Some dogs are left in rescue shelters for years, unable to find a suitable home, or just because no one has picked them yet. Rescue shelters are always imploring people to ‘Adopt, don’t shop’, to ensure all dogs have a happy home before new pups are bred.
However, if you have ever looked into adopting a dog, you may have noticed that it is a difficult process, and many applications often get rejected. Some people can try their absolute hardest to be suitable for rehoming a dog, but shelters just do not let these dogs go anywhere. So, why is it so hard to adopt a dog from a rescue, and what is the process?
Why is it so hard to adopt a dog from a rescue?

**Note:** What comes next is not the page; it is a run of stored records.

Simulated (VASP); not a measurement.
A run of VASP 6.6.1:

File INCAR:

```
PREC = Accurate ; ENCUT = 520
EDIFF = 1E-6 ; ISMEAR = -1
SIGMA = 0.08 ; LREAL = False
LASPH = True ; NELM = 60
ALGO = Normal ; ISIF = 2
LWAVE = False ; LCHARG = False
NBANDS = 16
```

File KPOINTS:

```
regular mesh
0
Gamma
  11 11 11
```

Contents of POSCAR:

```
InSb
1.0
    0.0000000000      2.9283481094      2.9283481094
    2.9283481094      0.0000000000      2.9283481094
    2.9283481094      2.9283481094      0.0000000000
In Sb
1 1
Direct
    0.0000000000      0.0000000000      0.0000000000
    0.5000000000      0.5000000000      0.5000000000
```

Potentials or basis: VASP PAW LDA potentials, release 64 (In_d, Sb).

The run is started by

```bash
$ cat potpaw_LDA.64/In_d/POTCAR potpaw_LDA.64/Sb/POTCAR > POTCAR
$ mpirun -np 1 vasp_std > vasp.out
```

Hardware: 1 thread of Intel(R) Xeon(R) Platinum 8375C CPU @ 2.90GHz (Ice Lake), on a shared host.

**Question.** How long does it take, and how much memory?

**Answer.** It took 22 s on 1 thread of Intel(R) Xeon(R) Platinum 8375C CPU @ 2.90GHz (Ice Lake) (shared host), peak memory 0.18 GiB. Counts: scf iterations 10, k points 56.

We are constantly told to adopt dogs instead of going to breeders, but the process is incredibly tough, time consuming, and many people get rejected, whereas there is no selection process for buying a puppy from a breeder.
So, why has it become this way? For the most part, most dogs in shelters will be from tough upbringings, difficult backgrounds, or may have behavioral problems. This means that many of the dogs will require a lot of special attention, care, patience, and training, which many inexperienced dog owners will not be able to give.
This is why the adoption process can be very hard. Although you are trying to do a good thing, and change a dog’s life, sometimes it is in the best interest of the dog that they are paired with another home.
If you are rejected by a shelter, then try not to take it personally, and you can see if there is another dog that is just perfect for you. Make sure that you ask them why they rejected you, so that you know what you can change in the future if you want to try again.
To help you understand the process of adopting a dog from a shelter, take a look at the 3 reasons most applications get rejected.
3 reasons most applications get rejected
To be clear, there are always valid reasons why the dog shelter may reject your application. It could be that your yard is not suitable, or that the dog you want to adopt is not comfortable around children, or men. It really could be anything, and it depends mostly on the wellbeing of the dog.
Dog shelters will also thoroughly interview you as a candidate, to see whether you are capable of meeting the dog’s needs properly, and whether you would be a good fit for the dog. Whilst you may feel that you are perfectly up to the task, you can still get rejected.
There are 3 most common reasons why an application for adopting a dog may get rejected. These are either your occupation and lifestyle, the environment you will be keeping the dog, and other members of the family that the dog will be around.
Occupation and Lifestyle
One of the most important factors that a dog shelter will take into consideration is your lifestyle and occupation. A dog will need a lot of patience, care, attention and affection in order for it to thrive and become fully settled in the home. If you have a job where you work all day, or work late nights, and are never home, then the dog could be neglected.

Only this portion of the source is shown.